Every morning when we came into class, first class of the day, Mr.
Revell had already been there for an hour. The blackboards, front and
side, were completely covered in sentences written in his tidy cursive
script. These were our sentences, taken from the last writing
assignment. You scanned them anxiously to see if your sentence was
among them, and if so, whether it was on the board because it
contained some kind of instructive mistake, or because it was a
particularly shining example of great prose. The mixture of dread and
pride always brought up the adrenaline upon entering that room–better
than the acid coffee on offer in the dining hall (do they still offer
that, I expect not). And the fact that the analysis of the sentences
would be left up to us, as a class, and only afterward commented on by
Mr. Revell. I think this was the single most effective (and dramatic)

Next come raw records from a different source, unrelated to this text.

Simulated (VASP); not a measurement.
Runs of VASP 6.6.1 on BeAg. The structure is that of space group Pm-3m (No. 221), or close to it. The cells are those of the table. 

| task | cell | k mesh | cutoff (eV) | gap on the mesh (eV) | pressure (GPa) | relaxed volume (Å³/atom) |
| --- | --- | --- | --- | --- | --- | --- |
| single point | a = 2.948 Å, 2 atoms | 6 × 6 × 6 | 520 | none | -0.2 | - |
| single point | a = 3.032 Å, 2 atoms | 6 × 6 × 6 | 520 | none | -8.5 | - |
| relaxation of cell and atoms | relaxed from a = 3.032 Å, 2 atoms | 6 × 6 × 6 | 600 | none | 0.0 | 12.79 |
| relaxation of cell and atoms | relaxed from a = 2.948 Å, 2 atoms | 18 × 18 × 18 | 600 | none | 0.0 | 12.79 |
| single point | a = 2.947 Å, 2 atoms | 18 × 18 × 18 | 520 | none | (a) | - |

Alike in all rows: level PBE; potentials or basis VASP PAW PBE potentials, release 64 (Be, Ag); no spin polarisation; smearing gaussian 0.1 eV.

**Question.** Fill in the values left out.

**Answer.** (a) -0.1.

pedagogic tool I have ever experienced in all my education (including
college and graduate school). Revell was a canny, down-to-earth
presence. Not a whiff of pretense about the man. Yet as solid and
incisive as he was, he was also ultimately warm and forgiving. I'll
never forget my boneheaded failure to interpret "When in eternal lines
to time thou growest" from a Shakespearean sonnet in the culminating
test of the semester, and how he corrected, yet gave it insignificant
weight in the grade. We all have these lacunae that can be quite
embarrassing, particularly as we are learning, which he understood.
Ever grateful for the privilege of learning from him and in feeling
that in him I had a very wise and supportive friend.